Closed daoud-sie closed 8 years ago
Hi Daoud, thanks for the report. Your observations are correct; some function calls to matrixStats may break because they assume a certain order of arguments. The solution is to use named arguments. I should have added a note about this to the NEWS file, but too late now.
In matrixStats (>= 0.50.0), we introduced optional arguments idxs
, rows
, and cols
for optimized subsetted matrixStats calculations.
When adding these arguments we debated whether to add them (i) at the very end after all existing arguments, or (ii) after the arguments that should be subsetted by them. We went with the latter intentionally.
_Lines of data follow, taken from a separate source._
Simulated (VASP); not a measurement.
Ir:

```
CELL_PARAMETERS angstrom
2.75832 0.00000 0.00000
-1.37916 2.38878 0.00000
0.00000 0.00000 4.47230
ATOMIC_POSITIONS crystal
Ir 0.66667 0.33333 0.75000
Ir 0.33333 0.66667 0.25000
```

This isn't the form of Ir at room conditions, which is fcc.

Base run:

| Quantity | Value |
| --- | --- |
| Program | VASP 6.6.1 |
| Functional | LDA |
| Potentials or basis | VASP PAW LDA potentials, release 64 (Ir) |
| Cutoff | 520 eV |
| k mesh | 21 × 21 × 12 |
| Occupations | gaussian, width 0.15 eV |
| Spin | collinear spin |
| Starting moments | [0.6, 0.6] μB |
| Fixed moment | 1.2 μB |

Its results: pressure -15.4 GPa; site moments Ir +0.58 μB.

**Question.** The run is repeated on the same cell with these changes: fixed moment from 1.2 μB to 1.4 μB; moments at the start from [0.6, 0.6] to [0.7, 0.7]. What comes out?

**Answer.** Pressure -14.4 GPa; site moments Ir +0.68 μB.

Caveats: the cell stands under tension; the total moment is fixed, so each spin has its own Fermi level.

For example, with binCounts()
we used to have:
> args(binCounts)
function (x, bx, right = FALSE, ...)
but now we have
> args(binCounts)
function (x, idxs = NULL, bx, right = FALSE, ...)
Thus, if binCounts()
was called as:
binCounts(x, bx)
then, yes, it will break, because it effectively becomes:
binCounts(x, idxs=bx)
and not
binCounts(x, bx=bx)
as intended.
Update the code to use named arguments as far as possible in all matrixStats calls. The exception is the first argument, which does not have to be named. This also applies to the second argument if that specify weights, e.g.
> args(weightedMean)
function (x, w = NULL, idxs = NULL, na.rm = FALSE, refine = FALSE, ...)
Before submitting to CRAN, I ran R CMD check --as-cran
on all 68 packages that depends on matrixStats to make sure the updated matrixStats version does not break any of the packages relying on it. This of course assumes that the package tests of those packages actually test all of its code that calls matrixStats.
I have now scanned the code of those 68 packages using static code inspection (partly by looking manually) and I only discovered one package that have this type of problem, namely (our) QDNAseq package, where the internal .binReadCountsPerSample()
function calls:
counts <- binCounts(hits[[chromosome]], chromosomeBreaks)
which if matrixStats (>= 0.50.0) is installed, equals:
counts <- binCounts(hits[[chromosome]], idxs=chromosomeBreaks)
I assume you are referring to this one.
Of course, we cannot check R scripts that are not part of CRAN or Bioconductor packages.
Thanks for the background info. I will use named arguments.
An extra argument is added in binCounts which will break code where no explicit argument names are used in calling the binCounts function. Some of my code assume "bx" to be the second argument. I can fix this in my code, but should we also fix it here?